PhobosWatch: manifest => enum
Bruce Adams
tortoise_74 at yeah.who.co.uk
Fri Dec 28 13:03:42 PST 2007
On Fri, 28 Dec 2007 18:43:38 -0000, Walter Bright
<newshound1 at digitalmars.com> wrote:
> Sean Kelly wrote:
>> err... make that unnamed and named. One could argue that support for
>> unnamed enums is simply for ease of porting from C rather than because
>> it's a feature that really makes sense in a new language. So making it
>> even more entrenched is undesirable. But we need the feature and if
>> "enum" is it then...
>
> Right. Anonymous enums are already conventionally used not to declare
> enums, but a bunch of (not necessarily related) manifest constants. In
> fact, in C++ we see:
>
> template<> class factorial<1>
> {
> public:
> enum { result = 1 };
> };
>
> where anonymous enums are clearly used to declare manifest constants.
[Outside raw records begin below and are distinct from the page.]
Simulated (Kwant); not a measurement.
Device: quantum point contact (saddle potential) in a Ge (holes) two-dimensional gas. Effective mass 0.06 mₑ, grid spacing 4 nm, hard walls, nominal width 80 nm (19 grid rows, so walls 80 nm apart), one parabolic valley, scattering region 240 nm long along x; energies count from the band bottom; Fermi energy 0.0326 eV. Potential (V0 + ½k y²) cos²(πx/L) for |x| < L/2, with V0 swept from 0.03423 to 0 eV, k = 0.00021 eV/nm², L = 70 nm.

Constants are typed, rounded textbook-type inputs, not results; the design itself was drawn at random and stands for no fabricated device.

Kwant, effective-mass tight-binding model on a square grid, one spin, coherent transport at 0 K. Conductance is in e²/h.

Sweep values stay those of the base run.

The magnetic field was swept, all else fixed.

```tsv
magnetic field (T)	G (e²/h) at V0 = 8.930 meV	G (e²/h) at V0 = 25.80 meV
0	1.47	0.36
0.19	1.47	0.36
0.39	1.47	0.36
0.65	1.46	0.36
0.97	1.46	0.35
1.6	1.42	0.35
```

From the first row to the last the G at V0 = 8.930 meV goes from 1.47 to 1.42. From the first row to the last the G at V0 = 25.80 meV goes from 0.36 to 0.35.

That looks similar to the workaround for old compilers which didn't
support static consts.
template<> class factorial<1>
{
public:
static const int result = 1;
};
I can see the desire for manifest constants here. You particularly don't
want to bloat your code
with each intermediate value in a compile time computed expression.
I've just tried an experiment on gcc (cygming 3.4.4). Compiled objects are
the same size whether
enum or static const is used in a factorial template. I see this as
evidence that the enum hack
is still just that, a hack to workaround dodgey compilers. So you are
propagating a hack into D
if the C++ example is one of your primary reasons.